2. I'm crossposting this from Dreamwidth because I think there are maybe some folks here to whom the following might be of interest.

When I was writing Indonesian SPN fic, I found myself wanting to write Dean lapsing unthinkingly into Sunda. Sunda is the local language in west Java (WEST SIIIIIIDE), and my family on my mother's side would always lapse into it from Bahasa Indonesia when they are excited or surprised. Because of this (and systemic bias), it's a language I associate with intimacy and high emotion. Sunda!Wikipedia! I mean, I can totally see Dean going, "Dahar euy!" when Sam comes back with take-out.

I dunno how much sense it would make even if it's just a translation trying to capture the 'feel' of things. In the hypothetical world where the Winchesters speaking Sunda makes sense, though, I see Sam speaking less Sunda than Dean. Maybe when they were growing up, Sam and Dean used to speak more Sunda to each other and to their dad, but when Sam went to Stanford, Sunda was one more thing to distance himself from as he embraced the standard language and a standard life. Also, when Sam and Dean are pretending to be cops or whatever, they'd probably have their furtive exchanges in Sunda.

In the USA, this kind of multilingualism seems to be associated almost exclusively with immigrant/multicultural families, which Sam and Dean are kind of not. In Indonesia, people who also speak Sunda, Javanese, Batak, etc. have been there for centuries, but their language has been minoritized and deemed informal anyway. And so maybe this is why Sam and Dean can't speak Sunda, haha -- the sociolinguistic foundations just aren't the same, and the implications of being multilingual are different.

I wonder if this is one of the reasons why there are so many terrible Indonesian translations of things. It seems there is a higher percentage of multilingual people in Indonesia, but literary/translating conventions seem to favor monolingual stories, thus bringing up issues of how to best capture ~authenticity~. Perhaps this is changing, though. A recent Indonesian soap opera, Muslimah, had their characters speaking FOUR languages: Bahasa Indonesia, Sunda, English, and Arabic. There were subtitles. It was glorious, and utter crap, and my mother never missed a single episode.

I still want Dean yelling, "Kumaha atuh!" in frustration when butting heads with Sam, though.


3. Here are some things I read that I enjoyed and agree with: cultural appropriation, ally arrogance, 'strong female character' bullshit.

ETA: JIM BEAVER TWEETING IN INDONESIAN. MY WORLDS ARE FOREVER COLLIDING. \o/

This entry was originally posted at http://whynot.dreamwidth.org/17036.html. Please comment there using OpenID.

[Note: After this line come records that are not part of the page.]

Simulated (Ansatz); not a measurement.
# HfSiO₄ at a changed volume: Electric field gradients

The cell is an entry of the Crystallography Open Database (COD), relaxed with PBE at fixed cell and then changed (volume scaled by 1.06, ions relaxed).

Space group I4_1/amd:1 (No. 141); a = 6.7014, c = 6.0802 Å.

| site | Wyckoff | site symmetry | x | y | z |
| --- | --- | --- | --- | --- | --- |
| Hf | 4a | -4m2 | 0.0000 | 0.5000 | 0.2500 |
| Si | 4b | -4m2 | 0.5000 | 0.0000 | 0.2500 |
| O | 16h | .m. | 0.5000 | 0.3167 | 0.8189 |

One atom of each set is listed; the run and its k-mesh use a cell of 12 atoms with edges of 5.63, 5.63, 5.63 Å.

[identity profile] labseraph.livejournal.com 2010-03-22 12:16 pm (UTC)(link)
John Wicaksono waxes nostalgic ...

OMG LOL ROTF LMAO. *envisions JDM snarling in Bahasa Indonesia*

The dilemma you propose here wrt the Winchesters being 2nd and 3rd gen immigrants can work. Of course if we work in the context of Indonesia and the general acceptance of the supernatural in Indonesia it will be wildly AU but with great promise. Sundal bolong transplanted would give la llorona a run for her money. :D And of course working with mantera and kemenyan and sharpened yellow bamboo would make things slightly difficult, y/y?

And would he be a womanizer to the extent that Dean is? COULD he be?

Interesting point. If Dean were to adhere to the cultural norms of Indonesia (re his romanticisation) it would make things difficult. Flirtatious, yes but sexual engagement? *rubs chin*

And would he be a womanizer to the extent that Dean is? COULD he be?


OMG YES!

The Indonesian sinetron commonly use modern Bahasa Indonesia which is similar but very different to Bahasa Melayu used in Malaysia. Like the "word "kapan" used to mean "when" in Indonesia, means burial shroud in Malaysia. And the use of verbalised acronyms is something not usually done in Malaysia; some is downright comical (e.g.Pundek = Penolong Direktur; in Bahasa Melayu it means genitalia). So mos def subtitles. *grin*

[identity profile] twoskeletons.livejournal.com 2010-03-23 01:08 am (UTC)(link)
Hmm, ya I'd have to do some research on how hunters in Indonesia would fight evil. I bet it'd vary from region to region.

I think Dean Dimas would sexually engage. I think he'd resort to prostitutes more than Dean does though. His romanticization of Indonesia is not manifested in a dedication to social mores, I think, but in a dedication to his family, and the perpetuation of the feeling of family (or at least an attempt at it). So he'll speak more Indonesian than Sam Satri, he'll tease Satri in Sundanese, he'll follow his dad to the ends of the earth, he will be quick to play the blame-the-bule game, but he is also unrelenting in his adaptation to this American life, because he has to be, because Dimas is a survivor and a fighter and to be between two worlds is, after all, nothing new.